Power of hypothesis tests

Packages

library(tidyverse)

Errors in testing

What can happen:

Decision
Truth Do not reject Reject null
Null true Correct Type I error
Null false Type II error Correct

Tension between truth and decision about truth (imperfect).

  • Prob. of type I error denoted \(\alpha\). Usually fix \(\alpha\), eg. \(\alpha = 0.05\).
  • Prob. of type II error denoted \(\beta\). Determined by the planned experiment. Low \(\beta\) good.
  • Prob. of not making type II error called power (= \(1 - \beta\)). High power good.

Power 1/2

  • Suppose \(H_0 : \theta = 10\), \(H_a : \theta \ne 10\) for some parameter \(\theta\).
  • Suppose \(H_0\) wrong. What does that say about \(\theta\)?
  • Not much. Could have \(\theta = 11\) or \(\theta = 8\) or \(\theta = 496\). In each case, \(H_0\) wrong.

Power 2/2

  • How likely a type II error is depends on what \(\theta\) is:
    • If \(\theta = 496\), should reject \(H_0 : \theta = 10\) even for small sample, so \(\beta\) small (power large).
    • If \(\theta = 11\), hard to reject \(H_0\) even with large sample, so \(\beta\) would be larger (power smaller).
  • Power depends on true parameter value, and on sample size.
  • So we play “what if”: “if \(\theta\) were 11 (or 8 or 496), what would power be?”.

Figuring out power

  • Time to figure out power is before you collect any data, as part of planning process.
  • Need to have idea of what kind of departure from null hypothesis of interest to you, eg. average improvement of 5 points on reading test scores. (Subject-matter decision, not statistical one.)
  • Then, either:
    • “I have this big a sample and this big a departure I want to detect. What is my power for detecting it?”
    • “I want to detect this big a departure with this much power. How big a sample size do I need?”
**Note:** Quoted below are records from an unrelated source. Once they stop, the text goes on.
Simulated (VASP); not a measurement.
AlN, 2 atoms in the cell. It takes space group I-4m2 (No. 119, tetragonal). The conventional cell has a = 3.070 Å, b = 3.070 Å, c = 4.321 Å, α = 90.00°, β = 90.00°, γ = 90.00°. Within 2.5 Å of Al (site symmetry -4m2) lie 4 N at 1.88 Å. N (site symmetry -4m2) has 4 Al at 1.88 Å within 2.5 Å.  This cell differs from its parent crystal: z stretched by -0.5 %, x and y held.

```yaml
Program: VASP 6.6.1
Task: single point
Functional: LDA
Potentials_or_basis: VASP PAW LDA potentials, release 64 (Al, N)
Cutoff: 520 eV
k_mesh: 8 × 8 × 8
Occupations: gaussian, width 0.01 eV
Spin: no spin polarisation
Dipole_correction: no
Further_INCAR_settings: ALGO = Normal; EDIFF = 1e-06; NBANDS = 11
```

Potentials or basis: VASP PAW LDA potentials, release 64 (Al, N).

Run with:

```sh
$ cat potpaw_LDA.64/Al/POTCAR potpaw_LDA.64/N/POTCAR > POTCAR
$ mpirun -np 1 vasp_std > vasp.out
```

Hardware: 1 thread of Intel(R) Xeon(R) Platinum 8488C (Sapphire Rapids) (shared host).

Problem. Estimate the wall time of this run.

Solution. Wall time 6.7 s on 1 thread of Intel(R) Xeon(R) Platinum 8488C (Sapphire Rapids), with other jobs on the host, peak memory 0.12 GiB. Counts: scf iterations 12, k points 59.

How to understand/estimate power?

  • Suppose we test \(H_0 : \mu = 10\) against \(H_a : \mu \ne 10\), where \(\mu\) is population mean.
  • Suppose in actual fact, \(\mu = 8\), so \(H_0\) is wrong. We want to reject it. How likely is that to happen?
  • Need population SD (take \(\sigma = 4\)) and sample size (take \(n = 15\)). In practice, get \(\sigma\) from pilot/previous study, and take the \(n\) we plan to use.
  • Idea: draw a random sample from the true distribution, test whether its mean is 10 or not.
  • Repeat previous step “many” times: simulation.

Making it go

  • Random sample of 15 normal observations with mean 8 and SD 4:
x <- rnorm(15, 8, 4)
x
 [1] 14.487469  5.014611  6.924277  5.201860  8.852952 10.835874  3.686684
 [8] 11.165242  8.016188 12.383518  1.378099  3.172503 13.074996 11.353573
[15]  5.015575
  • Test whether x from population with mean 10 or not (over):

…continued

t.test(x, mu = 10)

    One Sample t-test

data:  x
t = -1.8767, df = 14, p-value = 0.08157
alternative hypothesis: true mean is not equal to 10
95 percent confidence interval:
  5.794735 10.280387
sample estimates:
mean of x 
 8.037561 
  • P-value 0.081, so fail to reject the mean being 10 (a Type II error).

or get just P-value

ans <- t.test(x, mu = 10)
ans$p.value
[1] 0.0815652

Run this lots of times via simulation

  • draw random samples from the truth
  • test that \(\mu = 10\)
  • get P-value
  • Count up how many of the P-values are 0.05 or less.

In code

tibble(sim = 1:1000) %>% 
  rowwise() %>% 
  mutate(my_sample = list(rnorm(15, 8, 4))) %>% 
  mutate(t_test = list(t.test(my_sample, mu = 10))) %>% 
  mutate(p_val = t_test$p.value) %>% 
  count(p_val <= 0.05)

We correctly rejected 422 times out of 1000, so the estimated power is 0.422.

Try again with bigger sample

tibble(sim = 1:1000) %>% 
  rowwise() %>% 
  mutate(my_sample = list(rnorm(40, 8, 4))) %>% 
  mutate(t_test = list(t.test(my_sample, mu = 10))) %>% 
  mutate(p_val = t_test$p.value) %>% 
  count(p_val <= 0.05)

Power is (much) larger with a bigger sample.

How accurate is my simulation?

  • At our chosen \(\alpha\), each simulated test independently either rejects or not with some probability \(p\) that I am trying to estimate (the power)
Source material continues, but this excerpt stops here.